Rebecca and Andy have described many elements of the Pacific fishery, and there are similarities in the Atlantic. For example, the greater-than-65-foot fleets that we traditionally call offshore and sometimes refer to as midshore are very much built on similar principles—corporations, quota base, ITQs—in some respects. The vast majority of the less-than-65-foot fleet in Atlantic Canada, however, has evolved in similar circumstances from open access in the 1950s, 1960s and much before to where, in the 1970s we began limitations on harvesting—limited entry, vessel size rules, and those many output and input controls that Rebecca described.

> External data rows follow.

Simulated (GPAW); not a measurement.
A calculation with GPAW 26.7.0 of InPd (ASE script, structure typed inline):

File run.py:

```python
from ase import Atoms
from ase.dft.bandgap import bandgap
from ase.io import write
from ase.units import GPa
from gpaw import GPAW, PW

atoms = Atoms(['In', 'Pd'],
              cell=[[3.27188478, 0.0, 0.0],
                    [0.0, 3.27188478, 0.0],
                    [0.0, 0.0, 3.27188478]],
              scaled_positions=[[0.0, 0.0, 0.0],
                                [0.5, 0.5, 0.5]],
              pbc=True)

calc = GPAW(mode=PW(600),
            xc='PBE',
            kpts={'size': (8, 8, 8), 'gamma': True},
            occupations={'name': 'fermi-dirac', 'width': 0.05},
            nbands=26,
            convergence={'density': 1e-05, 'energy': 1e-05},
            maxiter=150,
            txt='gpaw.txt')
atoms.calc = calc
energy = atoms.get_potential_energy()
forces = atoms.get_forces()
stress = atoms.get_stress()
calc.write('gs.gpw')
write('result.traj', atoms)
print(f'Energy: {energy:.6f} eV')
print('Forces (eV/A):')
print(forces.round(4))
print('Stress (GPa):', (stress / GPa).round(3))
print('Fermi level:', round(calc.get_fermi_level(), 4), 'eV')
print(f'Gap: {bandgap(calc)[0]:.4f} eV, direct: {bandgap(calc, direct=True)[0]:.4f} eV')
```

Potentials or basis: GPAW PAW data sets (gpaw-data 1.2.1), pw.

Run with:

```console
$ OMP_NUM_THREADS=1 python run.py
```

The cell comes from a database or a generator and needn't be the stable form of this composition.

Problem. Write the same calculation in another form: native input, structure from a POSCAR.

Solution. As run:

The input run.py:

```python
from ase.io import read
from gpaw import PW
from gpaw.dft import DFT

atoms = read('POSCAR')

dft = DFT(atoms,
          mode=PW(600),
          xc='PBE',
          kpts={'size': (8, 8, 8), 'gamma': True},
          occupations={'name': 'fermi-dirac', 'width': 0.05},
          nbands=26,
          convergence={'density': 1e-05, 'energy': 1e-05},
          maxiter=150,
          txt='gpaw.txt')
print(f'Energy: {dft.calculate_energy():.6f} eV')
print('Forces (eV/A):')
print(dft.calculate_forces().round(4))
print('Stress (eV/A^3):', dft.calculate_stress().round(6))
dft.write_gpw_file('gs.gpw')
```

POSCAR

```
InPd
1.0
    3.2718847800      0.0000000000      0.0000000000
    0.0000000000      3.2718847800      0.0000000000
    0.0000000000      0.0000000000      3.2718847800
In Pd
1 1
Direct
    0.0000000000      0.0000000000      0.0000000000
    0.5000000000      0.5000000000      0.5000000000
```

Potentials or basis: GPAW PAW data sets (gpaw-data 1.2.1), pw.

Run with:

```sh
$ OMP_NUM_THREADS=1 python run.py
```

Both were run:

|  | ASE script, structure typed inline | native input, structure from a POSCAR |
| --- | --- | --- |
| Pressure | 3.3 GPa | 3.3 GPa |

Today's less-than-65-foot fleet is based predominantly—there are exceptions—on the owner-operator principle, and harvesting controls are built around policies such as core. You may or may not be familiar with this. Since 1996, if you become a fisherman, the enterprise is based on residency requirements, in many respects. It's also based on fleet separation since 1979, on the idea that processors—much the focal point in 1979—would not have fishing enterprises, and on a list of other things.
You do see, however, similarities in such things as grandfathering provisions. Processors who held licences before 1979 still hold them today. They're a small number, but these provisions were in the Atlantic situation. It was recognized that in order to create a stable environment, you would add elements of both.
The owner-operator principle continues to evolve, as Rebecca referenced—technology, vessel size rules—but you still have enhanced technology on board. There are, then, many similarities, but with some unique responses around preserving communities. Not to be underestimated, of course, is that there are five provinces, which have an interest in provincial shares.